Being a data analyst, one is often given a web scraped messy data. So before analysing anything analysts dig deep into data to scrupulously pinpoint the mistakes and perform many types of sanity checks to ensure that the data is reliable.
Data cleaning and preparation is the toughest task in data analytics. Data cleaning demands thoroughly going through the data points to comprehend what data quandary exists. Once the data problems are determined, they can be resolved as required.
In this article, I will demonstrate how data cleaning can be performed using python and pandas.
You can refer the code used in this blog at Addend-Analytics/Data-Cleaning-in-Python: Demonstrate how to clean data using python and pandas (github.com)
For this article, I have taken a sample dataset that contains the details of used cars which are being sold again.
So, the first and foremost thing is to import the dataset.
# import required packages
import pandas as pd
import numpy as np
# importing dataset
df = pd.read_csv(‘USA_cars_datasets.csv’)
Here’s what the data looks like:
Now, to get an overview of the dataset, simply call the function df.info(). This will produce the following output.

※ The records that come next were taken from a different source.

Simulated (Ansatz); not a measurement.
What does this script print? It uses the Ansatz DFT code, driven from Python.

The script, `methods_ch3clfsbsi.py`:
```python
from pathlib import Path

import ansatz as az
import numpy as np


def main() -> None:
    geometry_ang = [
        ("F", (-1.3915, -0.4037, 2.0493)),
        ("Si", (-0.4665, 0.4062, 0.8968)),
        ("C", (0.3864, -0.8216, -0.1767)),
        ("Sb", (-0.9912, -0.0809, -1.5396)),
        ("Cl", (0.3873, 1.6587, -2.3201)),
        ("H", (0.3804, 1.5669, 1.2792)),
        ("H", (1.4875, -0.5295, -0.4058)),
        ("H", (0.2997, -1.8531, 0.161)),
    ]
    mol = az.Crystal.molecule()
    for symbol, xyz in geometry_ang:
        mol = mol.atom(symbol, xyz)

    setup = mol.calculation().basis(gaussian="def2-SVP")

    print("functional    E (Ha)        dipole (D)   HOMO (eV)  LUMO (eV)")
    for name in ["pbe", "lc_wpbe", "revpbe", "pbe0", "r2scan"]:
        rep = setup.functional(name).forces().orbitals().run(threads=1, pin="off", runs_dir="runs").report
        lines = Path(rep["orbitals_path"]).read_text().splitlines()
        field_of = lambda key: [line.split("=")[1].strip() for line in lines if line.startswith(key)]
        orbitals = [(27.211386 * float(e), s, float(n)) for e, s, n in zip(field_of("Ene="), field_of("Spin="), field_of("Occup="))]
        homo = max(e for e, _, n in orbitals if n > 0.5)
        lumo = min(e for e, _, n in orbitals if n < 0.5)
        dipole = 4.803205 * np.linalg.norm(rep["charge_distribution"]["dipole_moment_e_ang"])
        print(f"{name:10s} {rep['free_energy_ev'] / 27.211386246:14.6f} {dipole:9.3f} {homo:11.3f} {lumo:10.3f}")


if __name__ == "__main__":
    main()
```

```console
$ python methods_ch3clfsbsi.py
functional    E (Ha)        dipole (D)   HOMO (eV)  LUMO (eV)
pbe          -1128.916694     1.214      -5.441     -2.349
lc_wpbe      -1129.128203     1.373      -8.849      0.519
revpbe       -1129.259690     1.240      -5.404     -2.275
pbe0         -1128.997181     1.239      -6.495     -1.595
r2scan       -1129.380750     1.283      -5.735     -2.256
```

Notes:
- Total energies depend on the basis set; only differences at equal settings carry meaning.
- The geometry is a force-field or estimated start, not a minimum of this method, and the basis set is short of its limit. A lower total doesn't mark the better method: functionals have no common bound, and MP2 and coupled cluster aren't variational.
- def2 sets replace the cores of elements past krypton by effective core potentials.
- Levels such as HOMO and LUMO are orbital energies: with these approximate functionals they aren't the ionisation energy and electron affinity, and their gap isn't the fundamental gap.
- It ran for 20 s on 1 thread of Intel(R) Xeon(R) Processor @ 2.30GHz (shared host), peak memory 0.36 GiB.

The output generated gives us a basic overview of the data.
Dropping unrequired columns
From the above output, it can be confirmed that there are no missing values in the dataset. However, there is a column Unnamed:0 that is not required, so it can be dropped.’
df = df.drop(columns=[‘Unnamed: 0’])
Replacing Wrong values
Upon inspecting the data, I found that the color column has some wrong values. So, these values can be replaced with no_color since the values with no color are already filled with these.
df[‘color’] = df[‘color’].replace(‘color:’, ‘no_color’)
Now in the condition column the number of time left is mentioned in days as well as hours. It does not follow a uniform structure, so it is not appropriate format for comparing. It is advisable that data points should in same format if they are being compared.
To solve this problem two new columns can be created – one stores the time and the other stores the day/hours. This can be extracted from the condition.
# extract number
df[‘days/hours’] = df[‘condition’].str.extract(r'(\d+)’)
# extracting days or hours from the “days”
# duplicating condition column
df[‘days’] = df[‘condition’]
# remove “left” from “days” column
df[‘days’] = df[‘days’].str.replace(‘left’,”)
# replace number from “days” column
df[‘days’] = df[‘days’].str.replace(r'(\d+)’,”)
If days contains days, then the hours value should be multiplied by 24, otherwise there is not need for any change as it is already mentioned in hours. # converting number of days
# converting number of days to humber of hours
df[‘hours’] = df.apply(lambda x: int(x[‘days/hours’]) * 24 if x[‘days’] == ‘ days ‘ else x[‘days/hours’], axis=1)
The final dataset looks something as below:
Now the data is cleaned and normalized. This data further can be used for analysis by data analysts.